Then, we want to know how types of cars are associated with the number of accidents. A bar plot of the number of accidents by car type clearly represents the relationship.
accidents2 = accidents1 %>%
group_by(vehicle_type_code_1) %>%
summarize(obs = n()) %>%
arrange(desc(obs))
accidents_cartype_bar =
accidents2 %>%
filter(obs > 100) %>%
filter(!is.na(vehicle_type_code_1)) %>%
filter(obs > 500) %>%
mutate(vehicle_type = fct_reorder(vehicle_type_code_1, obs)) %>%
ggplot(aes(x = vehicle_type, y = obs, fill = vehicle_type)) +
geom_bar(stat = "identity") +
theme_classic() +
labs(title = "Number of Accidents by Car Type",
y = "Number of Accidents",
x = "Car Type") +
geom_text(size = 3, aes(label = obs), position = position_dodge(width=0.9), vjust=-0.25) +
ylim(0, 45000)
accidents_cartype_bar + theme(axis.text.x=element_blank(), axis.ticks.x=element_blank())

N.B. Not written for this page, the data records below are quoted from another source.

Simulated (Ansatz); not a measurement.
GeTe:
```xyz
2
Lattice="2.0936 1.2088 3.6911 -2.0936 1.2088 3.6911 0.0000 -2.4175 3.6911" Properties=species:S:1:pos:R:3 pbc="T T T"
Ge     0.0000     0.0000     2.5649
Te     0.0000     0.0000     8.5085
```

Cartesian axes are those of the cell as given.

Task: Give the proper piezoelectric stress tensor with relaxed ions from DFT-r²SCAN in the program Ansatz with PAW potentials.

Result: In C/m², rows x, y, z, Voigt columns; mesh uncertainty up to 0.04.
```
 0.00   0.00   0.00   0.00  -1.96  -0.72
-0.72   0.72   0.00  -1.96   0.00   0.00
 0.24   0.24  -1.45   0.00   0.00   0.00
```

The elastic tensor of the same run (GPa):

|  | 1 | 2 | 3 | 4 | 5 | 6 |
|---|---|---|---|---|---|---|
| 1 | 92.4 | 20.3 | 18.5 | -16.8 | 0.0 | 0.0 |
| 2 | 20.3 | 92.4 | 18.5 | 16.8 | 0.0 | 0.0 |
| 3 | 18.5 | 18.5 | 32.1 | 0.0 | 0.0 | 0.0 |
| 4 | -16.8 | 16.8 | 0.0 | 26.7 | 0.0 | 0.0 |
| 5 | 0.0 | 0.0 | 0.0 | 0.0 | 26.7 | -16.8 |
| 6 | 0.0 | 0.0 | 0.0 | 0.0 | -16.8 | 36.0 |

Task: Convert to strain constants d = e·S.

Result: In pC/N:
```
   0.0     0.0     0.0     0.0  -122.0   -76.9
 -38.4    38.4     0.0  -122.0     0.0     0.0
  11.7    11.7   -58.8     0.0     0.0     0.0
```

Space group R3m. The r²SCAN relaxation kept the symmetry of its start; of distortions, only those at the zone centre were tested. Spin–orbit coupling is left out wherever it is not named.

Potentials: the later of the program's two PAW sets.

The plot shows the frequency (>500) of accidents by car type. There are mainly two types of cars with much higher frequencies than other types: sedan and station wagon/sport utility vehicle. The frequencies of these two types in 2020 are more than 25000. Other common types are taxi, pick-up truck, and box truck. The frequencies of these three types are more than 1000. Other types are bus, bike, tractor truck diesel, and motorcycles also have a frequency higher than 500.